Thursday, March 29, 2007

Commoditizing Jesus - A Lover's Quarrel

Briefly perusing the introduction of Victor Davis Hanson's 1999 book, _The Other Greeks: The Family Farm and the Agrarian Roots of Western Civilization_, it occurred to me that the phenomenon others have observed in culture at large - efficiency/productivity as the governing ideal, leading to commoditization on a broad scale, leading to a soul-numbing sameness that mocks the very wealth that produced it - has metastasized into the church with disastrous results.

Sadly, we are reaping that harvest here in Amarillo at my home church. Oh, yes! There is a shiny, seductive veneer of success, but it is measured in the stuff of mammon: tushes in the pews, clams in the tiller, squares on the architect's drawing table, spires on the horizon and column-inches in the Globe-News. It is all very impressive.

Impressive, as in: just like those huge churches in the sprawling, youthful, fabulous suburbs of Las Vegas, or Atlanta, or Dallas.

Impressive, as in: just like all the other kings and kingdoms of this world.

But the banality, the sameness, the damnable soullessness of it all...

...a soullessness that crucifies the prophet, casts aside the shepherd and kisses the king's scepter.

...a soullessness that brooks neither thoughtful dissent from its vision nor substantive challenges to the judgment of its patrons (and their hirelings).

...a soullessness that keeps family and spontaneity and tradition at a careful arm's length but embraces production cues, pixels and scripts as if they were long-lost lovers.

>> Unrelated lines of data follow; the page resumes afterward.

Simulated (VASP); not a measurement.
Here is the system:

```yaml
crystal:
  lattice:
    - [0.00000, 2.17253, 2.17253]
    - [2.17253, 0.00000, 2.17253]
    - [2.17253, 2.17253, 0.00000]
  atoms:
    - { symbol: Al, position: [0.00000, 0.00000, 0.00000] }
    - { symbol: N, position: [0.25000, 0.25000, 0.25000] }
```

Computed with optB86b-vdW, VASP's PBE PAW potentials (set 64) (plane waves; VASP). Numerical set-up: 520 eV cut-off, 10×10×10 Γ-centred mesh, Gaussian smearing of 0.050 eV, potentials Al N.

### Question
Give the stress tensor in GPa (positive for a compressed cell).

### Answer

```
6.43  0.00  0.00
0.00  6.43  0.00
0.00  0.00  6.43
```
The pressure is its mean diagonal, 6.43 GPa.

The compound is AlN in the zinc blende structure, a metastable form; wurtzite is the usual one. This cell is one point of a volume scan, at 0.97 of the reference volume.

...a soullessness that trades spiritual passion, classical wisdom and the earthy grace of God Himself for something newer, more glamorous, less risky and more controllable - in other words, a cheap harlot who does what she's told and keeps her mouth shut. Or else.

...a soullessness that basks in the heady affirmation and fawning loyalty of the ninety-and-nine but steadfastly refuses to hear and heed the mournful cries of the scattered one.

...a soullessness that views pastoral responsibility and church governance in terms of the iron fist, the wagging finger and the dismissive wave rather than the outstretched hand.

...a soullessness that insists on no special accommodations for the old and weak but throws itself shamelessly at the young, healthy and beautiful (and who - coincidentally - have a lot of upside salary potential).

...a soullessness that trades away the deep, abiding, long-suffering, forebearing and messy love we once knew as agape for the manufactured stuff of on-demand pity, off-the-shelf counsel and the latest training in interpersonal techniques, demographic profiles and marketing trends.

Didn't Jesus say that we could not serve both God and mammon?